Residents left reeling when they open their electricity bills can expect little relief before the end of the year despite declining world oil prices.

While the amount of the fuel adjustment charge on recent Belco bills often causes a double take, as the company purchases its fuel in supply shipments intended to cover 3.5 months, any benefit from falling prices will not be reflected in local bills until at least December.

"Belco needed to purchase 130,000 barrels of fuel in July to ensure adequate supply to meet the Island's needs; at the same time the price of fuel spiked to $146 per barrel," the company's senior vice president of corporate relations Linda Smith explained. Since that time the price of crude oil has fallen dramatically, yesterday dipping below $101 per barrel.

"Belco started using fuel that was purchased in July at the end of August; 130,000 barrels is approximately a 3.5 month supply, so this fuel will be used in September, October and November and into December; the precise time to use a shipment depends on factors including plant efficiency and demand for electricity."

The September fuel adjustment rate is even higher than past months at 20.50 cents per kilowatt hour — a 33 percent increase over the August rate of 15.50 cents per kilowatt hour, the company said. It was also 15.50 cents in July.

But Belco does not profit from the Fuel Adjustment Rate which is set monthly by the Price Control Commission, Ms Smith said: "The variable rate is intended to cover the costs of fuel purchased."

She added: "The rate is based on a calculation that includes the cost of fuel and projected usage; it starts with a base of $30.00 per barrel of fuel. The cost of the fuel for Belco is made up of: the actual cost of the fuel purchased on the world market, plus transportation via tanker and the Bermuda Customs duty of $15.10 per barrel."
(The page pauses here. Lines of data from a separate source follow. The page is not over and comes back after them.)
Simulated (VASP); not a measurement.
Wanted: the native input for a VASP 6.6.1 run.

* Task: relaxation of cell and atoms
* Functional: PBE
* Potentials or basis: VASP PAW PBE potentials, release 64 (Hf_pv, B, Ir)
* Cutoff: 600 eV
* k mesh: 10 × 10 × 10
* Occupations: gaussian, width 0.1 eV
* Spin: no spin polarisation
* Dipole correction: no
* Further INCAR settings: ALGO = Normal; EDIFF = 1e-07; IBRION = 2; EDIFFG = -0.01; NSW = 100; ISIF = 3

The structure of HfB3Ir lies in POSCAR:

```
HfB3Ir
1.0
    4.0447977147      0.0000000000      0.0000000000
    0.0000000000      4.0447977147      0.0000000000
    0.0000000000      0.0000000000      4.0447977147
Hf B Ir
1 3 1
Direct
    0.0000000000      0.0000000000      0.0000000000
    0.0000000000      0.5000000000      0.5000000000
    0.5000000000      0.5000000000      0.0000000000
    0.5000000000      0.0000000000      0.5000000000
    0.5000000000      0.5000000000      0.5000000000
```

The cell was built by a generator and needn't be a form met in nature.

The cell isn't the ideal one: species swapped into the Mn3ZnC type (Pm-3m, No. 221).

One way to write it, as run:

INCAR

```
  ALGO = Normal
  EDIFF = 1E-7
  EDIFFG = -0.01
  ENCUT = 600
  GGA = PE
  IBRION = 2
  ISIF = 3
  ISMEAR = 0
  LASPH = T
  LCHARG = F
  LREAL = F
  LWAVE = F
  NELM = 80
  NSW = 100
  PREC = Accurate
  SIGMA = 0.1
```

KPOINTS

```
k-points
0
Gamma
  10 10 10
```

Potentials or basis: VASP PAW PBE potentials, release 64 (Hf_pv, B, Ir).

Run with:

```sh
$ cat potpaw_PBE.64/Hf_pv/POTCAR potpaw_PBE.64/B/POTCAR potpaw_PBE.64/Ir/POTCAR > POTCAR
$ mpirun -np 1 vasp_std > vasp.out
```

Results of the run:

Ms Smith said the company cannot say with any certainty when the rate may fall as much depends on consumption. For its next shipment however, set to arrive in September, Belco paid $134 per barrel of the heavy fuel it must purchase.

But the company also uses higher priced diesel for some of its generators, Ms Smith said, for which Belco paid $189 per barrel in July.

Bermuda is not alone in its energy woes, Ms Smith added. Other small isolated islands such as Cayman face similar challenges. "We have nothing to fall back on," she said.

Yesterday high electricity costs were directly linked to the Island's rising inflation rate as Government released its Consumer Price Index (CPI) for July. Inflation rose to 4.7 percent from 4.4 percent in June. May's inflation rate of 4.8 percent was the highest on record in 18 years.

"The fuel and power sector was the largest contributor to the 12-month increase on the Consumer Price Index," the Government report said. "The average cost for electricity was largely influenced by monthly increases in the fuel adjustment clause. As a result, the annual rate of price increase for this sector reached 30.8 percent."

According the Government's CPI report, the fuel adjustment clause rose 19.2 percent in July — when it was 15.50 cents per kilowatt hour — so upcoming reports should reflect an inflation rate continuing to be negatively affected by the fuel adjustments in August and September.

The CPI report also noted that rent and food sectors "also impacted strongly on the annual rate of inflation, as price shifts in these sectors were 2.5 percent and 5.1 percent respectively".